Domestically, Boeing has a monopoly on the manufacture of full-size commercial jets, it was historically the largest US exporter, and it is also the third largest US defense contractor. Deglobalization, increasing competition in the global market, and heightening military tensions driven by inter-imperialist conflict with China, mean that the US state will not allow Boeing to fail, and will place its thumb on the scale to ensure that the company comes out on top. Already, acting Secretary of Labor Julie Su, who in 2023 helped avert the ILWU strike on the West Coast ports, met with IAM leadership 4 days before the union came to a tentative agreement with Boeing. Federal mediators are now convening meetings between Boeing and the IAM to restart negotiations.

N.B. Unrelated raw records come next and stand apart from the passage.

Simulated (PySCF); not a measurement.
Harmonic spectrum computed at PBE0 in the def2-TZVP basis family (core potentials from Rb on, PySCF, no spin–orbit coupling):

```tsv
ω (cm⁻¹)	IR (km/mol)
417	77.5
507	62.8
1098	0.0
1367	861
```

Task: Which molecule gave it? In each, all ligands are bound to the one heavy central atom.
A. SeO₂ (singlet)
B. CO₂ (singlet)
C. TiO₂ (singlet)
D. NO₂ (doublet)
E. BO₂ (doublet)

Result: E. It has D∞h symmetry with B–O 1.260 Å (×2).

Like many other unions, the IAM endorsed the Biden-Harris presidential ticket, proclaiming Biden as the most pro-union president in American history. This is despite the Biden administration and the Democrats in Congress blatantly crushing the rail workers strike in 2022, amid a similar backdrop of safety disasters caused by ruthless cost-cutting and anti-worker policies! Unions must break from both warmongering pro-big-business parties and establish their own political independence through a worker’s party — the labor movement’s partnership with a party of the bosses has always, and will always lead to attacks on and betrayals of the working class.
Striking To Win
As soon as the strike began, Socialist Alternative members joined the picket lines to support these workers in their fight, and to have discussion on what is needed to win. Many strikers are furious both with the company and their union leadership for recommending a tentative agreement just days before the strike began, which only boasted a 25% raise over 4 years while quietly eliminating performance bonuses, left its workers pensionless, increased healthcare costs, and provided only one additional floating holiday, among many other shortcomings. Workers were particularly insulted by their leadership celebrating Boeing’s promise to keep production of their next plane in the Puget Sound during the lifetime of this contract, knowing full well that Boeing won’t launch a new plane until well after this contract expires. One machinist at the Renton picket line bitterly remarked that IAM 571 president Jon Holden “sold us out for a seat at the table.”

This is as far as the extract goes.